Lovers Need Layers
On "Leaving Omaha", a country influenced song (complete with steel guitar), Kasher chronicles the love/hate relationship he has had with his hometown throughout his life. The song sees Tim on the day of his high school graduation, with all the excitement of leaving town to go to a university. It also visits the bitterness he feels upon returning home, and takes a late night drive to visit a friend who made it out of Omaha. Tim finally follows a lover to Portland and "made his escape". In the aftermath of that, Tim states "Omaha, you never looked so good". "Entertainer" sounds like a Cursive b-side, with pretty much the same instrumentation and vocal style as anything off of The Ugly Organ. The song is a diatribe against the idea that he could never be a real artist because he's a rock musician. He states that his job is to just to "keep the customers drunk".
Kasher has always been his strongest when he writes his Cursive concept albums, a la The Ugly Organ and Domestica. Well, on the title track, Kasher sets up a trial scene comparable to the last song on Pink Floyd's definitive concept album The Wall: Kasher is "on trial" for allegedly cheating on his lover. In what probably turns out to be the strongest song (lyrically at least), his character remembers going to a bar and talking to a woman until last call, when they both leave in search of more alcohol. Tim protests that he's innocent, that he "still went home alone". The backing track includes very Cure-esque music with verses that are set over stark, keyboards and build up to a shouting, pulsing chorus. On the closing track, "For Love of the Song" Tim once again offers a self-mockery of his songwriting skills, like much of The Ugly Organ. He explains how he wrote some of his other songs in the past and basically tells us he's just going through the motions with lyrics such as, "I thought I'd start this simple song, with something you could sing along, like na na na na/ But then I felt a bit cliché, I started 'Beaten Path' that way." This refers to a song off of The Good Life's last full length Black Out.

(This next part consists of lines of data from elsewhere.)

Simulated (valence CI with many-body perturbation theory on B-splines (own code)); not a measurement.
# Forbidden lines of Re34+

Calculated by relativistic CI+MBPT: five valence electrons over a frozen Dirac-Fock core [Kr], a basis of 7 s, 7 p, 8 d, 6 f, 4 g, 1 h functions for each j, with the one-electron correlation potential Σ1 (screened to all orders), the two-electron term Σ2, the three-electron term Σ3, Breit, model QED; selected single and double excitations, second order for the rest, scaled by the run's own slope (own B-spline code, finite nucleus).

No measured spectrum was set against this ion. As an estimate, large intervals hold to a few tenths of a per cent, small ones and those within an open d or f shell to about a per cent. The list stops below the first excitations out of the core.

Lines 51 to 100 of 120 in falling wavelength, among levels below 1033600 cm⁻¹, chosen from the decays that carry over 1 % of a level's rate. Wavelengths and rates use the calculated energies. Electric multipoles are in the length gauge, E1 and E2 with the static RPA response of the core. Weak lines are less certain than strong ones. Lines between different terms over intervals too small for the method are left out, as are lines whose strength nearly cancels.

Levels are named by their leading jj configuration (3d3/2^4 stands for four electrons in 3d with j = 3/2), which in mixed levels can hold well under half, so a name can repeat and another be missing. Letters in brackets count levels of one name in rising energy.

All in all, this is a pretty good EP and probably well worth the 8 bucks you'll pay for it, but I've just come to expect so much from Tim Kasher after the last Cursive album and this EP just seems to pale in comparison to his past accomplishments. But also, I think maybe Kasher's shtick may get a little tired if he doesn't change up his subject matter. I just don't know how many more songs he can write about his divorce, or the self pitying songs-about-songs that seem to have been a trend since Cursive's last EP.